Top ASX 100 Shares Breaking 52 Week High

Team Veye | 07-Jan-2025

Aristocrat Leisure Ltd (ASX: ALL)

Aristocrat Leisure Ltd (ASX: ALL) achieved a record-breaking financial performance in FY24, with its stock price reaching a 52-week high. The Group delivered a normalized profit of approximately $1.5 billion, marking a robust 17% year-over-year increase in both reported and constant currency terms. This was underpinned by Aristocrat's world-class portfolio of gaming assets, disciplined execution of its growth strategy, and ongoing investments in talent, technology, and product innovation. Operationally, Aristocrat maintained strong cash flow generation and superior financial fundamentals, while adopting a targeted capital management approach. Following the $1.8 billion NeoGames acquisition in April 2024, Aristocrat returned to a geared position, signaling effective balance sheet management. Notably, $1.3 billion was returned to shareholders via share buybacks and dividends during the year.

FY24 was transformative, with the establishment of Aristocrat Interactive a new Real Money Gaming (RMG) vertical integrating NeoGames, Roxor Gaming, and the legacy Anaxi business. NeoGames enhances Aristocrat’s scale and competitive positioning in the online RMG market, offering long-term growth potential. Aristocrat also refreshed its strategic priorities, initiating a review of its casual and mid-core gaming assets, Plarium Global and Big Fish Games. A significant milestone post-period was the announcement to divest Plarium to Modern Times Group, a transaction expected to close in H1 2025.

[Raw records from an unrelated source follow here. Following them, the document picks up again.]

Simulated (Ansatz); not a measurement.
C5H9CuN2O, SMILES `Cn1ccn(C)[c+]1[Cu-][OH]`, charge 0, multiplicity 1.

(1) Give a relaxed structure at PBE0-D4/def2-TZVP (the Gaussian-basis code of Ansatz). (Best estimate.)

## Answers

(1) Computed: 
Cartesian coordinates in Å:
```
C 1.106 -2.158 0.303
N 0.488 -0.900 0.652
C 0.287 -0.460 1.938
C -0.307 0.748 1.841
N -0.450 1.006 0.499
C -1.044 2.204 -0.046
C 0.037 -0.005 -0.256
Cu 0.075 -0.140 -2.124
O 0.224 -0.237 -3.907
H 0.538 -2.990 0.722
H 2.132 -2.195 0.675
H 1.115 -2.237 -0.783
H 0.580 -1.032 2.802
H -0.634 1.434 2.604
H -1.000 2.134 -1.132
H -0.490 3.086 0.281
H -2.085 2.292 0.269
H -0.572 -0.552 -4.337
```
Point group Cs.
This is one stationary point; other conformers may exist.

Segmentally, Aristocrat Gaming delivered outstanding growth, driven by market share gains and the expansion of its North American Gaming Operations installed base. Pixel United achieved over $1 billion in social casino bookings for the first time, while IP partnerships bolstered RAID's performance. Aristocrat Interactive's successful launch and NeoGames integration further demonstrate the Group’s focus on scaling operations. Looking ahead, Aristocrat remains committed to delivering high-quality growth underpinned by its investments in innovation, IP protection, and operational synergies. With strong momentum across its core verticals and a focus on aligning resources to capture strategic opportunities, Aristocrat is well-positioned to drive sustainable long-term value for shareholders and stakeholders alike.

Computershare Limited (ASX: CPU)

Computershare Limited (ASX: CPU) has delivered strong results for FY24, with an increase in earnings, margins, and free cash flow. Management EPS grew by 9%, reaching 118 cents per share, while revenue expanded across all key segments including core fees, events, transactions, and margin income. This revenue growth, coupled with disciplined cost management, helped improve operating leverage and EBIT margins. The company generated over $600 million in free cash flow, allowing for increased shareholder returns through a record dividend of 82 cents per share and continued progress on a $750 million share buyback program, more than 60% of which has been executed.

Over the past five years, Computershare has successfully implemented a long-term strategy focused on simplification and growth, with significant progress in reducing complexity and capital intensity. The sale of the US Mortgage Services business and the separation of US Corporate Trust from Wells Fargo are key milestones. The company’s core divisions—Issuer Services, Corporate Trust, and Employee Share Plans—are high-margin and cash-generative, supported by strong technology capabilities that serve large and growing markets. Computershare manages over 35 million shareholder accounts, nearly $6 trillion in debt, and $230 billion in employee share plans, with margin income derived from processing significant payment flows, such as the $2 trillion handled in FY24.

For FY25, Computershare is optimistic about continuing growth despite a lower interest rate environment. Earnings guidance is affirmed, with expected management EPS of 126 cents per share, a 7.5% increase. The company has implemented hedging strategies to protect margin income, locking in yields on approximately $10 billion of balances, which will provide stability in the face of interest rate fluctuations. With a solid start to FY25, strong cash flow generation, and a focus on investing in technology and strategic M&A, Computershare is well-positioned for further growth and shareholder returns in the coming years.